Dark and cold was the empty hall; good takes were aborted by passing streetcars; the band bickered over repertoire; John Raskin and I amped ourselves into particularly febrile states that made everybody else crazy. Producer Stu Brotman offered tasteful wisdom about musical arrangements, but succumbed to fatalism as we struggled through endless takes of "The Shepherd's Dream," eating up a third of the album's budget on a single track...

The Klezmorim's dysfunctional phase continued through post-production as we wrangled over tunes, photos, and artwork. Marooned on tour in Chicago, wrestling deep depression and a whopping case of Metropolis-liner-note writer's block, I tried to find a new, non-stupid way to describe us and our music. Revivalists of historic ethnic tradition? True but unsexy, marketing-wise. What about us as players? What about our music's wildness, spontaneity, and immediacy? What about our appeal to under-thirty audiences?

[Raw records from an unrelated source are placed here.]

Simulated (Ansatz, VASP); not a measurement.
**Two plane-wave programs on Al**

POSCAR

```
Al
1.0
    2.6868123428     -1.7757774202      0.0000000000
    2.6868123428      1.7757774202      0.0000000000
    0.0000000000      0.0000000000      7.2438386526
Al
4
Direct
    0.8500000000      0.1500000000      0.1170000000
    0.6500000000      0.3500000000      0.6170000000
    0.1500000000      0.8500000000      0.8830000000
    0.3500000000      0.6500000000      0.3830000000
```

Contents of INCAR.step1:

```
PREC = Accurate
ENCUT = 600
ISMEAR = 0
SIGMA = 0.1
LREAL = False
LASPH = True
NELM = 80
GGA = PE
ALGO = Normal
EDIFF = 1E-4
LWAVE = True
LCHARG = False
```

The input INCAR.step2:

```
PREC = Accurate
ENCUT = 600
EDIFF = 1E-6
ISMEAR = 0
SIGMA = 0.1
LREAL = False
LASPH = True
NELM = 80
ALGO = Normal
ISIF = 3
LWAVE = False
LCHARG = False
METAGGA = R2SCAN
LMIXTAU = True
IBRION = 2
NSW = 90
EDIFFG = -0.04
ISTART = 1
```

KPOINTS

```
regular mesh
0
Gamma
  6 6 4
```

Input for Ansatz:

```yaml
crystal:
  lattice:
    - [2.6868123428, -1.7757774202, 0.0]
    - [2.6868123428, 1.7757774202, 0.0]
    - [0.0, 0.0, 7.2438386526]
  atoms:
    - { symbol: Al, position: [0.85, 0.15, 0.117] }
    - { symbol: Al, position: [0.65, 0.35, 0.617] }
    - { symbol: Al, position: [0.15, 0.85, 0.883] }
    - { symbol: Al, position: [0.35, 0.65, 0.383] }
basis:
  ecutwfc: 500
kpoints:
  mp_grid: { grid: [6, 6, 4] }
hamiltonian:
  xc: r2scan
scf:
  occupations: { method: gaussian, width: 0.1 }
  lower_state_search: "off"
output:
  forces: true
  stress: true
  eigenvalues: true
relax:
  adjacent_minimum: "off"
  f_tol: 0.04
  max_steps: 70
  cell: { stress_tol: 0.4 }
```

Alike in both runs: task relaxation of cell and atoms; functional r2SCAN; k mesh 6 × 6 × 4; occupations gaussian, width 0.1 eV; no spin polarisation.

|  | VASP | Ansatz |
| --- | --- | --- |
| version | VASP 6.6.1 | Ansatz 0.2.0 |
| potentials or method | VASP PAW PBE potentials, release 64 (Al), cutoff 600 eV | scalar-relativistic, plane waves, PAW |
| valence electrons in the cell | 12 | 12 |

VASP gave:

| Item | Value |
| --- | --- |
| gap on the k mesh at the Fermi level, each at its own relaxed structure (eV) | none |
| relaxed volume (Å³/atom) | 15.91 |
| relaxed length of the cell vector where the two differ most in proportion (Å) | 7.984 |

Inspiration struck: Sell us like bath soap! Soap commercials spin tales of smooth lovely skin or the excitement of a first date... 'coz who wants to hear about hydrogenated animal fats and industrial solvents? Clearly, instead of describing klezmer music in literal, academic terms for the hundredth time, I needed to evoke the intense ambience of our shows — as well as the roiling social upheavals that spawned klezmer music in the first place. The result of this epiphany was the now-famous (and much-imitated) manifesto that began "They lived like Gypsies and played like demons" and ended "It's been underground for fifty years. Now it's back!"